FOR IMMEDIATE RELEASE

Waves Audio LV1 Classic Powers the Savannah Music Festival Across 13 Venues and 61 Artists


— Lead Festival Engineer Brenden Robertson standardizes FOH on five LV1 Classics, while house and touring engineers alike — from a 40-year veteran mixing Lucius to a first-timer running 11 straight shows — call it a game-changer in the field —


Knoxville, TN, May 27, 2026 — For the 2026 edition of the Savannah Music Festival (SMF), Lead Festival Engineer Brenden Robertson made a calculated bet: standardize the entire technical footprint of one of the South's most storied festivals on a single console platform. Five Waves Audio LV1 Classics now cover at least six key mix positions across SMF's primary high-production venues — the Lucas Theatre, the Trustees Theater, and Kehoe Iron Works — with a sixth floating unit deployed as a backup and utility console for pop-up events and A2 roles.

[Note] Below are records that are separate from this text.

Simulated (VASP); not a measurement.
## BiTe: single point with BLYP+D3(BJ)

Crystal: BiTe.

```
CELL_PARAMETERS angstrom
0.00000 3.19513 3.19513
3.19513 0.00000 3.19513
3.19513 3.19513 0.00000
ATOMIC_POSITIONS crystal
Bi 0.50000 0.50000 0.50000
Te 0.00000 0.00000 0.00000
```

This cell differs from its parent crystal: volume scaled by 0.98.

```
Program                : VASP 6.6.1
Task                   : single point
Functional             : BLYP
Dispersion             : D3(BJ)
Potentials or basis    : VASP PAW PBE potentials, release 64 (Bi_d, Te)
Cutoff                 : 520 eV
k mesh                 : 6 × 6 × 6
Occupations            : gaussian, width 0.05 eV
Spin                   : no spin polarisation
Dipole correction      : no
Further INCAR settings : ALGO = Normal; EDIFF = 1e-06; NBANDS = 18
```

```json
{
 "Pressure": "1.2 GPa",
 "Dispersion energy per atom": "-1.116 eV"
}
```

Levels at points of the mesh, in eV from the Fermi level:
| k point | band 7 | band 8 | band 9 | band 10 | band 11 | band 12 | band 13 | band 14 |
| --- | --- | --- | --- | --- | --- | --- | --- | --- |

The scale of the undertaking is significant. Brenden oversees technical operations for 61 artists across 13 venues over a 12-day run, personally mixing 11 of 19 artists at his primary posts. It's a logistical puzzle that, in his view, only works with the right foundation under every engineer's hands.

Robertson stated, “In a festival with 13 venues, you can’t afford technical friction. When the LV1 Classic launched, I suspected it was the missing piece for SMF. Getting my hands on the actual console surface for a live mix confirmed that Waves had finally married their processing power with a world-class tactile workflow.”

A Festival-Scale Architecture Built on the LV1
Brenden’s preparation strategy centers on what he calls the BERA Method — a unified console architecture designed to eliminate on-site friction before an engineer ever steps behind the desk. A master “springboard” template pre-configures all bussing, matrix routing, and FX chain construction, so that each incoming engineer’s job is reduced to building the input layer. The LV1 Classic’s Recall Safe and Scope features lock down mission-critical channels — stage talkbacks, MC lines, house music — while per-act Snapshots initialize a clean slate for each guest.

The 80-channel expanded mode proved equally important. SMF’s roots-focused programming — blues, jazz, and acoustic ensembles that demand high transparency and dynamic range — can push channel counts quickly when a marquee act hits the stage. Having that headroom available as a festival-wide standard meant no headliner was ever told no.

Brenden’s custom layer approach minimized paging during changeovers — a “Single-Layer Command” philosophy where DCAs, critical input strips, and Matrix faders all share the same surface layer. With 15-minute turnarounds a regular occurrence, that kind of surface speed is not a luxury.

How Touring Engineers Responded
The true test of any festival console isn’t how well it works for the house crew — it’s how fast a touring engineer who’s never touched it can get a show in the can. At SMF 2026, the LV1 Classic faced that test dozens of times over.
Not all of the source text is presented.